Apple paid less than 2 per cent on its profits to the taxman outside the US, despite its overseas profits surging by more than 50 per cent, documents reveal.
The California-based firm is the latest company to come under scrutiny for making a poor contribution to overseas coffers after Starbucks, Facebook and Google met similar criticism.
The technology giant paid £445m in corporation tax outside the US in the year to 29 September, papers filed with US regulators have revealed.
Apple channels much of its business in Britain and Europe through a subsidiary based on an industrial estate in County Cork, Ireland, The Sunday Times has reported.
Ireland’s corporation tax is about half the level of the UK where headline corporation tax rate in the UK of 24 per cent. In the US it is 35 per cent.
The technology giant’s overseas tax rate fell to 1.9 per cent, compared to 2.5 per cent the previous year. The slide in its overseas tax rate came as the company sold 125 million iPhones, 58 million iPads and 13.5 million MacBook laptops worldwide, including the US.
Pre-tax profits were up by 63 per cent in the past year to just under £35bn, with £23bn from overseas sales. It paid £8.3bn in federal and state taxes in the US.
Apple was not immediately available for comment.

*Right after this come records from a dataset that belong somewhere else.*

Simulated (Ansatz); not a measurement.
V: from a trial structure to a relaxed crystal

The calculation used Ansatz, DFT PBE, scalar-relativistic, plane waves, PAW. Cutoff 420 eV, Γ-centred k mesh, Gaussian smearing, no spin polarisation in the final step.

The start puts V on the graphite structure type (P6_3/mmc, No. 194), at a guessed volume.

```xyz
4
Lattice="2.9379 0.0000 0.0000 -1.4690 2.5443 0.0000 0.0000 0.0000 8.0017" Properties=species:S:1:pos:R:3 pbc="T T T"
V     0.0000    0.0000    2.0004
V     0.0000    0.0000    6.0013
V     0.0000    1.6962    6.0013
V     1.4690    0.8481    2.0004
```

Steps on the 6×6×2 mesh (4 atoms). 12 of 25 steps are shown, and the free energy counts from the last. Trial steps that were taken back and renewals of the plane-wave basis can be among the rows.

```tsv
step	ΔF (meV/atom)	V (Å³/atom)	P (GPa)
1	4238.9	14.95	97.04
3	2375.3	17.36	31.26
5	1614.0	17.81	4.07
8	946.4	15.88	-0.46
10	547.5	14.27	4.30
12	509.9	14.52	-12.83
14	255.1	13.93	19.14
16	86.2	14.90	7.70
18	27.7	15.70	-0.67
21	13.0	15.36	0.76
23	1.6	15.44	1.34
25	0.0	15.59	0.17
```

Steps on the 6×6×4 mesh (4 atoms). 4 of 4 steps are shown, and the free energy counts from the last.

Coffee giant Starbucks reportedly paid just £8.6m in corporation tax in 14 years of trading in Britain – and nothing in the past three years.
And America’s top five technology companies, including Facebook, Amazon and eBay, legally avoided around £850 million in corporation tax last year, a Sunday Times investigation has found.
Companies are able to sidestep the taxman by constructing complex global structures that allow them to move money through offshore havens.